What makes this kind of behaviour even more confusing is that exactly a week ago you did the opposite thing, posting this picture on Facebook which put a really huge smile on my face. Call me an idiot, but this was as romantic as it gets - in a digital-age-kind of sense. I mean, this pic was for me, right? Honestly, I didn't have any doubt that it really was for me. But now? Yeah, maybe I was totally mislead and mistaken in the first place. I was really dumped having lost my cell phone in Linz, because the only thing I wanted to do was send you back some sort of photograph. I hated myself for losing that cell phone. I wanted to take a picture doing the exact same thing as you did. I went to like ten drug stores, trying to find a similar lighter, similar to the one you used in your pic. I was raising hell on earth to get back my cell phone. And on Christmas Eve, having got back the damn phone, I did exactly what I had wanted to do all the days before. Hey, I know this is not something huge, not some weirdo Hollywood-stuff, but still ... I really thought this is quite something. But just a few days later you like pull out the largest kitchen knife you can find and ram it up my stomach. What are you trying to prove here? That you can have other guys whenever you want to? That you are the most independent guy on the planet? That you are this hot male chick being admired by other guys? Or were you just proving something to me? I really gave it a long thought and the point is: I am not the type of guy that needs to be made jealous. Making out with guys is one thing, but telling me (indirectly) is another thing. There really is no reason to do something like that to me. That's not something I deserve, not anyone, for that matter. I was really hoping that you would at least respect me enough to not pull off such a thing. Conversely, I would never do something like that to you. Never. Ever. And you know what? I refuse to believe in what this one guy says - and we both know who I'm talking about. This guy constantly telling me that you are as cold as ice and keep doing the same thing no matter who the guy you're with is. I refuse to listen to that special friend of ours. Because I do NOT believe that you are like this. Not at all. This "friend" is an idiot. You are not.

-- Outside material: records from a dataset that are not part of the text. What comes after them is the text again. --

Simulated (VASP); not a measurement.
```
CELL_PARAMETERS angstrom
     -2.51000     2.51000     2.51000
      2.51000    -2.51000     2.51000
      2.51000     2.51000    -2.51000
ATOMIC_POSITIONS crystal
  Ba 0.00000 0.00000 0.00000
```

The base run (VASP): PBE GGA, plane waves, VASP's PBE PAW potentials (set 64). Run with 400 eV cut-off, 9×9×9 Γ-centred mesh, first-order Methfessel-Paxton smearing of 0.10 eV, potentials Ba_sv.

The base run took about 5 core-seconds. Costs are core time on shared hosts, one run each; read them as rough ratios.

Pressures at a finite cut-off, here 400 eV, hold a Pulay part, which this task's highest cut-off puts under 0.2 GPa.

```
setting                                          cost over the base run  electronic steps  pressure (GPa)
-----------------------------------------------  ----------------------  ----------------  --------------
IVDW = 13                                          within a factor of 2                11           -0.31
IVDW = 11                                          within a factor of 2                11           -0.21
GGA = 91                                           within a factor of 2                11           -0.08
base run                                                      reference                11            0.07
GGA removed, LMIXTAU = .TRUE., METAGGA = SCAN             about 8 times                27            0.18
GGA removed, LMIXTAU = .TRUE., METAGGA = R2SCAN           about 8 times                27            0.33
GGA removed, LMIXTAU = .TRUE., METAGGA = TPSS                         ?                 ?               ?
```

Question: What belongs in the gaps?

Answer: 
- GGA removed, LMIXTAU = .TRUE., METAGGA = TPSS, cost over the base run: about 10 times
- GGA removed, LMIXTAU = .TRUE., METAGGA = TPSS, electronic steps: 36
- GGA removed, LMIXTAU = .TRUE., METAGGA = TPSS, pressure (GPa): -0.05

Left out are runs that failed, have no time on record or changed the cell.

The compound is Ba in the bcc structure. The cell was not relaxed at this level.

I remember you saying, you were like reading my blog so as to know whether I'd be truthful to you or not, emotionally. So here's another truth. I guess, I have to spill it all out now :-) When I wrote on Facebook that I was not thinking about anything ... this was not in order to hurt you, because you wrote you were thinking about past romances. My line had nothing to do with you. I was just so relieved on that very day to, for once, not think about US. No insult intended, really. It was that feeling of being in Linz again, leading a different life compared to that in Graz. I was relieved. It was not directed against you.

And here's the ultimate truth: since we broke up I had my share of crying because of you. To me, this feels like natural, having invested plenty of emotions and stuff. But when we met like three weeks after that ... the thing in the Eschenlaube kind of changed my attitude entirely. Before that I was certain we'd be off and this is it. Period. After the Eschenlaube I had this glimpse of hope flashing above my head. There was this sense of possibility in the air. We talked our share and you kept saying that, to you, it felt like nothing had happened, as if everything was alright again. We were like having fun, smiling again all of a sudden. The whole dullness and heavy emotions was like gone. Erase & rewind. It felt totally uplifting. I mean, hello? You even slept at my place. Now please don't tell me that this is totally regular. I for one would never ever sleep at a guy's place for who I do not feel the slightest whiff. And you wouldn't either. Again, call me an idiot, but when we met a few days before X-mas at the Ritter ... it was pretty easy, too. For the most part, I just wanted to listen to your stories, because believe it or not I love listening to you. You are like so funny, and you're the funniest whenever you don't try to be. In my view, that is so you. I love that. In some strange sort of way, you are the anti-material to me. Both of us couldn't be any more different, even contradictory at times, but this is it. When I'm with you I feel more alive, less heady and stubborn. The thing is, I really had this hope of maybe in some way there'd still be a chance for us. I had no idea what this sequel-us would look like. I refused to look in a future that would be too distant. I just loved this feeling of "here & now" - and I felt that you felt roughly the same. There was still something going on between the two of us. You could have pulled it from the air. You could almost touch it. Of that I'm certain.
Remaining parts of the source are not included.